MOVE ZEROES TO Counting
INSPECT Remaining-Bottles TALLYING
Counting FOR LEADING ZEROES
ADD 1 TO Counting GIVING Start-Position
SUBTRACT Counting FROM 2 GIVING Positions
DISPLAY "Take one down and pass it around, “
Remaining-Bottles(Start-Position:Positions)
” bottles of beer on the wall."
END-EVALUATE
END-PERFORM
STOP RUN.

I coded COBOL for 5 years in the late 80’s early 90’s. It’s just a programming language and like all languages works well in some environments and with some tasks and less well with others. Slagging off COBOL for what it is is like an English speaker slagging off Lithuanian just because it’s at the opposite end of the indo-european language spectrum


#187

Don’t go by what someone says regarding whether a language is fading… do a job search and compare it to job searches for other languages. For instance, I just did a search for “cobol programmer” on Monster.com (no locality given) and I got 90 hits. I did the same search for “.NET programmer” and I got 361 hits. “C programmer” got 459 hits, but “ruby programmer” only got 35 hits. Perl got 110 and PHP got 133. Just “Programmer” got 2055.

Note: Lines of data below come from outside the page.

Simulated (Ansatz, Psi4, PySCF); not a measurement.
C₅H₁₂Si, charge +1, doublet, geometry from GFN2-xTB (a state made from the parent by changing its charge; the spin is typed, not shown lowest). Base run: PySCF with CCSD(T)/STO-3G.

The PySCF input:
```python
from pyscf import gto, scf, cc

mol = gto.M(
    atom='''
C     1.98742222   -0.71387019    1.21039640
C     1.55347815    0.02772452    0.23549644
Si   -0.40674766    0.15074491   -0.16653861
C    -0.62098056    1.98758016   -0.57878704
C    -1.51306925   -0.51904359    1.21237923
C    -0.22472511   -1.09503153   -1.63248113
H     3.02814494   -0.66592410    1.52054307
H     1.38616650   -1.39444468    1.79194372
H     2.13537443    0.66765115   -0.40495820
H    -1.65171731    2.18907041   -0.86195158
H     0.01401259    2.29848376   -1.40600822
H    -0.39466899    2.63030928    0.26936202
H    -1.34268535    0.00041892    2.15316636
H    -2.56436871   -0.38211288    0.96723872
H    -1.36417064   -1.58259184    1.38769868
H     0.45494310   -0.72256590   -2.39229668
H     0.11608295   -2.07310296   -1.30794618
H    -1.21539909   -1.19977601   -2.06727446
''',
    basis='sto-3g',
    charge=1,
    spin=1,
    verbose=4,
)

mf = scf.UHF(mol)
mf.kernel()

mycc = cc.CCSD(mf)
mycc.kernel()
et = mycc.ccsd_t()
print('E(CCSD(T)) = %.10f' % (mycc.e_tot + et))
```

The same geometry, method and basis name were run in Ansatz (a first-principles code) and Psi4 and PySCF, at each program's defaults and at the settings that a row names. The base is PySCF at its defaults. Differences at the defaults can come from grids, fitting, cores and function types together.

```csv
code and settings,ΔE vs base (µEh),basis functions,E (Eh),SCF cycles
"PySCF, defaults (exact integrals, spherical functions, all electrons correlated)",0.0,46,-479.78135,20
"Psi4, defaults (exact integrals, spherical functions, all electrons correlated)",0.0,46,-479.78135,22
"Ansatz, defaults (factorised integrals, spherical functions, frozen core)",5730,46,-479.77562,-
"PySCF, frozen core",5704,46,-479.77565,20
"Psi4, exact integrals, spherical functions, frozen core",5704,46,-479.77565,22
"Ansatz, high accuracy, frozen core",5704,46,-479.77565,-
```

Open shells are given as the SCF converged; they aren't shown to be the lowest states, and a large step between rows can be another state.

I guess cobol is fading. Those lines of code must be really good and really old.


#188

Some commenters contrast COBOL with Java, which is supposed to be a modern language, but the tendency I see is that Java has peaked and is declining in popularity. Do not despair, though, Java programmers! Considering the amount of code currently being written in it, Java will be the next COBOL!


#189

Actually, what all these comments say is that IT doesn’t matter. The destested Nicholas Carr was right!

For all that we keep hearing about how IT can be a source of competitive advantage, it rarely turns out to be true. You can search airfares using mainframes and TPF. Or big UNIX servers and C++. Or Linux clusters and Lisp. Doesn’t matter. (These are real examples.)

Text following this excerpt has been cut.